Haunted house attractions are
taken way more seriously now than when I was a kid. There are houses open all year round (there
were even back in the day, but they were much rarer), and some have a level of
effects work that could rival anything the film industry ever put out. There are groups who spend the entire year
just getting things ready for the Halloween season, so they can scare the pants
off people for a nominal fee (and the love of it, I have no doubt). Locally, we had the annual Jaycees’ (aka the
local chapter of the United States Junior Chamber, if my memory is correct, but
you never know) haunted house. They
would take over an empty building or a gymnasium and set up a little “maze” for
scared shitless kids to navigate. And
all it took was a little grease paint, some rubber masks, and some offbeat
lighting schemes. Honestly, I didn’t go
very many times to the Jaycees’ events, but when I did, it was always a good
time. I’m not trying to equate the two, nor
am I making a judgment that one is better than the other. I guess I’m just impressed that you can scare
somebody with a pair of plastic fangs that cost fifty cents as readily as you
can with an elaborate animatronic creature that cost a few hundred or even
thousands of dollars. And I’m glad there
are folks out there doing it to this day on either end of that spectrum.

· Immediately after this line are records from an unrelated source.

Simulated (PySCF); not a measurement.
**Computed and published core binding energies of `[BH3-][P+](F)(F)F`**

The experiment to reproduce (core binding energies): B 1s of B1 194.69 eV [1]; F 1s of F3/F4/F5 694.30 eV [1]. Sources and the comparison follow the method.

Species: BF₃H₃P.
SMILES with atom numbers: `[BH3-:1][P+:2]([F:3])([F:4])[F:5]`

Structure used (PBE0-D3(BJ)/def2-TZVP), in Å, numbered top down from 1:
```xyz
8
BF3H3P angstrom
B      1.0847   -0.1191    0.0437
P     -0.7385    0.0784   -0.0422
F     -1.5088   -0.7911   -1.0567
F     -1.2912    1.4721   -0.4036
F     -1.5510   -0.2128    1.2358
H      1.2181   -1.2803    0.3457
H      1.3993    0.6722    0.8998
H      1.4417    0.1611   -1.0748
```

At the local Cave of Horrors, a
man named Sukimoto (Shin Otomo) is
stabbed to death in front of a crowd of spectators, yet none of them can
properly identify the perpetrator. The
only clue is a military identification tag, but even that seems to lead
nowhere. Enter ace reporter and
all-around snoop Kirioka (Koji Tsuruta)
who just knows there’s more going on here.
Teaming up with Detective Kobayashi (Akihiko Hirata), Kirioka’s investigation leads back to a small
group of ex-soldiers, a couple of men believed dead, and The Secret Of The Telegian (which I don’t remember ever being referred
to as such in the film proper) tying them all together.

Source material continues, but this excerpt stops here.